Working with time zones in Python, pandas, and Postgres

Practical advice for handling time zones in Python, pandas, and Postgres.
Author

Wasim Lorgat

Published

September 18, 2020

Time zones

NoteAuthor’s note

I originally wrote this in September 2020 for an internal company blog. I lightly edited and republished it in May 2026.

The high-level advice still holds, but the Python ecosystem has moved on: for modern Python, prefer the standard library’s zoneinfo module over pytz for new code. I have kept the pytz material as legacy context because it still appears in many older codebases.

This post is a practical guide to working with time zones in data pipelines. It starts with recommendations and code examples for Python, pandas, and Postgres, then dives into some of the underlying details.

Best practices

Use IANA time zone names

IANA time zones are usually specified by strings like "Area/Location", for example "Africa/Johannesburg". You may also see them called Olson time zones, zoneinfo time zones, or tzdata time zones. They are supported by pandas, Python’s datetime objects via the standard library’s zoneinfo, and Postgres.

Microsoft SQL Server uses Microsoft’s own time zone names; the Unicode CLDR project maintains a mapping between Windows and IANA time zones.

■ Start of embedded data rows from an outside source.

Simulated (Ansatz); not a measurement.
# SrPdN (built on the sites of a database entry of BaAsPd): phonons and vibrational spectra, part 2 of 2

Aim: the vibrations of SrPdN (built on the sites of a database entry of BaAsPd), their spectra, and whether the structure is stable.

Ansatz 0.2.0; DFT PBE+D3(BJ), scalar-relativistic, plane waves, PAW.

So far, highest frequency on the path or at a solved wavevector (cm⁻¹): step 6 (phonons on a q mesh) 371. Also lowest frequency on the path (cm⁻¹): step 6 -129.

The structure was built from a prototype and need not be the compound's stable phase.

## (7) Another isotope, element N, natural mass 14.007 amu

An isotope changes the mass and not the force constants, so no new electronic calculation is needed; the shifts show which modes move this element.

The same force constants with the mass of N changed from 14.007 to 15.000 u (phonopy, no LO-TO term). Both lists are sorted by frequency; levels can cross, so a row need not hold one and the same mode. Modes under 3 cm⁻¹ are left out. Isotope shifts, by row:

Attach the source time zone to naive timestamps as early as possible

Naive timestamps do not carry time zone information, for example datetime(2020, 9, 18, 12, 9). If you receive a naive timestamp from a system and you know the local time zone in which it was recorded, attach that time zone immediately.

For example, if you are ingesting data from a manufacturing plant in Johannesburg and its data is not time zone-aware, your first step should be to attach "Africa/Johannesburg".

Raise an exception when you can’t reasonably attach a time zone

If you receive a naive timestamp where you expected an aware timestamp, or where it is impossible to know which time zone should apply, raise an exception. Otherwise you will have to guess, and time zone guesses have a habit of turning into quiet data bugs.

Use UTC inside your application

UTC is the safest internal representation for timestamps that refer to specific instants in time. It avoids much of the confusion caused by daylight saving time and local clock changes.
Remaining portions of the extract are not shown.